Ol’ Herschel liked that story and I think he was glad he didn’t ask again why we hadn’t named any kids after him. He did get a bit confused as to my lack of explanation as to why the puppy was running toward the television, ribbing me good-naturedly, “I didn’t think dog’s eyes could see television screens?” As I nearly buried the needle on the Dorkometer and attempted to explain that the puppy’s food bowl was near the TV stand, I was graciously interrupted by the announcement that it was Picture Time. For only the second time in the entire camp, I deliberately and uncharacteristically defied the rules and lined up on the opposite side of where I was supposed to, so that I could stand by my friend Herschel and NOT Steve Pahhlure.
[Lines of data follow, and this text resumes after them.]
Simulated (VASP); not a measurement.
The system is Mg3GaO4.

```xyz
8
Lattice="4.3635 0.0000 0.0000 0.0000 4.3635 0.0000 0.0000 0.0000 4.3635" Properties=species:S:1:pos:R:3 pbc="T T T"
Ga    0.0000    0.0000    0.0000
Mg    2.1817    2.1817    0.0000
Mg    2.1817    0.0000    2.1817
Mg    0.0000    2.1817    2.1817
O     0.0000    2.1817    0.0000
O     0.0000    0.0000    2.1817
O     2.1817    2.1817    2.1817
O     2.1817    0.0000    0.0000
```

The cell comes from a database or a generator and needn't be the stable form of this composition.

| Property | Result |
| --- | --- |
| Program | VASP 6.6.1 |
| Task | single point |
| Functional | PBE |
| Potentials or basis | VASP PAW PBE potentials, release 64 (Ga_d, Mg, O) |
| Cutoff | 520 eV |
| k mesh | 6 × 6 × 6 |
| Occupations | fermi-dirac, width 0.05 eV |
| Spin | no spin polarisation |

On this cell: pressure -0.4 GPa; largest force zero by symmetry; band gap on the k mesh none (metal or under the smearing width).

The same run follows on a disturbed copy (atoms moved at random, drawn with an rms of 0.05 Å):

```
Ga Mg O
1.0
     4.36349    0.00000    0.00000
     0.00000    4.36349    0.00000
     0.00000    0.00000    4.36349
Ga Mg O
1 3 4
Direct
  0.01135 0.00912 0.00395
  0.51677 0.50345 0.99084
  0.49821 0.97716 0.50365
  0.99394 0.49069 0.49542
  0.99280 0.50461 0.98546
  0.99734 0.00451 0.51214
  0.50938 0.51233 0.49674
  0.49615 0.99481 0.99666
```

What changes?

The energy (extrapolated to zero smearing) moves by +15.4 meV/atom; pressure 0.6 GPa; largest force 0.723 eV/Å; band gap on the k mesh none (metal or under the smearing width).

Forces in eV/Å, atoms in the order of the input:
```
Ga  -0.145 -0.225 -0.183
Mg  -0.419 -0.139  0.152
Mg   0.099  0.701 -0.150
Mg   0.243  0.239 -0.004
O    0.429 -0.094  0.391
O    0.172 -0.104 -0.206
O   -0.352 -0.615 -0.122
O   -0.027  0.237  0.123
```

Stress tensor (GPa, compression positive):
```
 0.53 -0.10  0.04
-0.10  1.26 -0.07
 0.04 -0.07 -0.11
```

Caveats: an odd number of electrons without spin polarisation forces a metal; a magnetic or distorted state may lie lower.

The day wound down and it was the Cattle Call for parents began, with Herschel being approached by a loud and brash 3-piece suited Texan, proudly driving a Cadillac that sadly didn’t have bullhorns mounted on the front. Herschel graciously thanked the man for saying hello and laid genuine compliments on his boy, who turned out to be Phil, for his speed. I knew the compliments were genuine as Phil was the only boy to not only beat the two black kids in the sprints, but also catch Herschel during a rousing game of “Smear the Queer” where we got points for even laying a finger on the Pro Bowl Running Back while he evaded us all over the practice field.
Thankfully, no one pointed out the derogatory name of the game, and I’ll never forget Herschel’s face as he gleefully avoided our stumbling chubby hands only to say “JEEZUS!” when Phil came out of nowhere and knocked the ball loose. Playing against kids or not, Pro-Bowl Philanthropist or not, Herschel put a little extra foot on the accelerator after that, and gave Phil a hairy eyeball the rest of the drill, asking him while they walked off the field, “You SURE you’re only 14?”
The parents came and went, and the football stars glad-handed and then showered while I wandered out the closing gates and waited in the parking lot for my mom’s red Nissan truck to appear down the distant road off the highway that led only to the practice facility. After enough cars left that I knew I was looking rather pathetic, I wandered over to the administration building and sat on the curb in the shade.
Pathetic or not, I still had to keep an eye out and wait for mom. Car after car left until there were only 2 or 3 there. Slowly trickling out, the dorky coaches in their too-tight shorts and clipboards wandered out and climbed into their air-conditioned oases. Hope and despair weren’t heavy on me, but I admit I wasn’t sure how to feel when the last vehicle started up and started driving out of the far side of the parking lot. Built to hold thousands of vehicles, the parking lot and accompanying drive here huge, and as the little black and red blazer pulled up onto the road I couldn’t even see the driver.
He saw me though, and just as the engine whined to pick up steam on approach to the highway, the brake lights shone and the truck slowed, pulling at the last second into the far end of the parking lot and then cruising across the empty expanse toward the admin building. Not even wanting to think in terms of desperation, I told myself that it was just somebody that forgot something off their clipboard, or worse even, their entire clipboard, though I was incredibly thankful of the chance to have someone to at least talk to.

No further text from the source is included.